As I urged you when I was going to Macedonia, remain at Ephesus so that you may charge certain persons not to teach any different doctrine, nor to devote themselves to myths and endless genealogies, which promote speculations rather than the stewardship from God that is by faith. (3-4)

When we think of missionary work, we often imagine door-to-door evangelism, outdoor crusades, or planting new churches. Sometimes we envision taking the gospel where it has never gone and throngs of converts responding to our gospel message. Of course, these things (and many more) are vital to the missionary task. Yet, 1 Timothy also clarifies that theological education is just as necessary. In 2 Timothy 4, Paul later tells his young disciple Timothy to “do the work of an evangelist.” However, in that same passage, he begins with an admonition to “preach the word” because the time would come when false teachers would mislead God’s people. In 1 Timothy 1, it seems that Timothy’s primary role was to be a Bible teacher in Ephesus. This work is an often-overlooked aspect of missions because it is hard work, requires time and dedication, and, frankly, is relegated to secondary importance by some.

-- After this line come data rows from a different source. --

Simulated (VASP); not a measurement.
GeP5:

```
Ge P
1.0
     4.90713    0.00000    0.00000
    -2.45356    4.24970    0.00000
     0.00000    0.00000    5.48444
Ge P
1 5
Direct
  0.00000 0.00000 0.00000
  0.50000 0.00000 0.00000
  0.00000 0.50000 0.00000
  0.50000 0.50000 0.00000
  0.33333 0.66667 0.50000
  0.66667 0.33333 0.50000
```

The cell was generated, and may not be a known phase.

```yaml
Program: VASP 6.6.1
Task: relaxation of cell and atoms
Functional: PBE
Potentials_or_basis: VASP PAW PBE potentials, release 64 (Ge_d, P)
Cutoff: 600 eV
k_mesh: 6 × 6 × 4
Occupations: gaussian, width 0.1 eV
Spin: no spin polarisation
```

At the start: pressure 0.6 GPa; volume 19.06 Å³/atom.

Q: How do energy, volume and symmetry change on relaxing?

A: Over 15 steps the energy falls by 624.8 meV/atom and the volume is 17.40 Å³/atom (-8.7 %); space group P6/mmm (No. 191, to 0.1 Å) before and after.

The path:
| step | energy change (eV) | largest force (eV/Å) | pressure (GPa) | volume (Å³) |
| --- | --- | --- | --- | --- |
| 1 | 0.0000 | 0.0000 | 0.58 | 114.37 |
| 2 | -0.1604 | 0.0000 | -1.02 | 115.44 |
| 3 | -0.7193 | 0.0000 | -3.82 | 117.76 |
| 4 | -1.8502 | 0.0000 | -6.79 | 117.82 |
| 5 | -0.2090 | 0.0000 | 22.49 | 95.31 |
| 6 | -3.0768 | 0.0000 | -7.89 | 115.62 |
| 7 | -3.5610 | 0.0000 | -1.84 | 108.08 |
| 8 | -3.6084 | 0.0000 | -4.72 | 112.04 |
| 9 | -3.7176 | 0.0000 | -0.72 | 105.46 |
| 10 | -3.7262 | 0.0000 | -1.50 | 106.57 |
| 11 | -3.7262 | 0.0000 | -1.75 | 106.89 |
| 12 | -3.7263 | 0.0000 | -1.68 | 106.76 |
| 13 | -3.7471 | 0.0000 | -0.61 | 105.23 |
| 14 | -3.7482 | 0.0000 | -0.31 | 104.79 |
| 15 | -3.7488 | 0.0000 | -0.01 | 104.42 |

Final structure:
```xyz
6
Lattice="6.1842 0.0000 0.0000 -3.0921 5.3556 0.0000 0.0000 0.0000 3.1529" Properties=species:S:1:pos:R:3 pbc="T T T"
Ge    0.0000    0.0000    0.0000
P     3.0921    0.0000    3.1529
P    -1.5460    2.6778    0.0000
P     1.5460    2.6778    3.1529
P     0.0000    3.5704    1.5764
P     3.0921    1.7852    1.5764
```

Timothy was charged to come alongside the fledgling churches in Ephesus and teach them sound doctrine. He was charged to make sure they knew the truth of God’s word and were committed to staying true to it rather than deviating into error or heresy. Left without a guide or a sound foundation in God’s word, churches tend to drift towards arguments about meaningless things, or worse, drift towards heretical self-serving doctrines. Theological education is vital to the missionary task because missions is more than just getting converts. We are charged to make disciples and educate them so they can teach others and grow the church in depth as well as width. Theological education is missionary in nature because healthy churches reproduce and win the lost. Unhealthy churches will either fail to reproduce or, even worse, propagate more unhealthy churches and doctrines.


1 Comment

Joy · August 15, 2023 at 12:50 pm

Thank you for your insight on educating new disciples. Our church is reading 1 Timothy daily and this adds to what was shared in today’s study. Appreciate your faithful service to teaching others.